Big stocks make oil prices stagnate
Big stocks make oil prices stagnate
JAKARTA (JP): Director General for Oil and Natural Gas
Suyitno Patmosukismo said yesterday large stocks held by major
consumer countries were weakening the oil market despite the
coming of winter.
Patmosukismo told newsmen that international oil prices have
stagnated at a range of US$16-$17 per barrel over the last few
weeks.
"This is unusual in that the prices even declined slightly
from $17 in November to $16.29 last month in view of the onset of
the winter season which was supposed to spur demand," he noted.

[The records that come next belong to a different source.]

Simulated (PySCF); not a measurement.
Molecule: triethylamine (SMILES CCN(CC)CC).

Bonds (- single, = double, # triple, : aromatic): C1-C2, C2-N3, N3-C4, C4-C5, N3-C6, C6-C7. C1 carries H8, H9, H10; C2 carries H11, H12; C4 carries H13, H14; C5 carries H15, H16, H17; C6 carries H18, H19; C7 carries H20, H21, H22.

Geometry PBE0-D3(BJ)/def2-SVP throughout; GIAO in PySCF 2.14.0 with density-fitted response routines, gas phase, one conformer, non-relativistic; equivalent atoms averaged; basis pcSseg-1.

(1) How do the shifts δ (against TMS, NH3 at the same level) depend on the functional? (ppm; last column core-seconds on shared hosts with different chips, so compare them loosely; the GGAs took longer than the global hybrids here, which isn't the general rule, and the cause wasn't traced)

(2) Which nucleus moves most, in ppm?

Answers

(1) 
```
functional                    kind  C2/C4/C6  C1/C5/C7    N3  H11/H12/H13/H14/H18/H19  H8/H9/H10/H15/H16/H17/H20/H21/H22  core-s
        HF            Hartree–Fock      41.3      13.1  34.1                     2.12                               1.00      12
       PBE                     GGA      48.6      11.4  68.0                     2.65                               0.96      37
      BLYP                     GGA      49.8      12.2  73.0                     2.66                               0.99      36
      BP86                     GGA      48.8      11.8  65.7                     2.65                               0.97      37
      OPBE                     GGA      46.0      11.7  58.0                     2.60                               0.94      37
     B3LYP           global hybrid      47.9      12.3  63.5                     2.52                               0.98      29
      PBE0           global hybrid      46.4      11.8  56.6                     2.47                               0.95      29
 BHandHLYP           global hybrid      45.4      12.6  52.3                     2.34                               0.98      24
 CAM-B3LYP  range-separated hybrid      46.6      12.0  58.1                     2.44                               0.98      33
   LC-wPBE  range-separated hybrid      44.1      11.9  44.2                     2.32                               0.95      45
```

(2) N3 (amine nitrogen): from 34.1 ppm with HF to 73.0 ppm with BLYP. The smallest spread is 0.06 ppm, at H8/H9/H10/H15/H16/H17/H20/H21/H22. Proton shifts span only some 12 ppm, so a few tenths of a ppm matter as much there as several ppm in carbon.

Patmosukismo, who is also the chairman of OPEC's Council of
Governors, blamed the persistently weak oil market on stock
releases by the major consuming countries.
"The major consumers, instead of increasing purchases, have
been drawing down on their stocks, thereby depressing the
market," he added.
He also blamed the less severe than expected winter weather
as another reason behind the weak oil market.
International analysts have predicted that the world oil
demand will increase by one million barrels a day during the
winter season.
Nonetheless, Patmosukismo did not expect the oil market to
remain weak for a long time because the major consumers will have
to rebuild their strategic stocks to a level equivalent to at
least two months' utilization.
"I therefore expect the oil market to recover within the
near future," he predicted.
The president of the state-owned Pertamina oil company,
Faisal Abda'oe, shared the view that the international oil market
will soon pick up again.
Abda'oe saw the releases by the major consumers simply as a
temporary measure to bring down their stocks to a normal level.
"But anyway, the current level of oil prices will not affect
the government's target of oil tax receipts, which are based on
an average price of $16 per barrel.
"The average export prices of our crude oil even exceeded
$16 during the April-December, 1994 period," Abda'oe pointed out.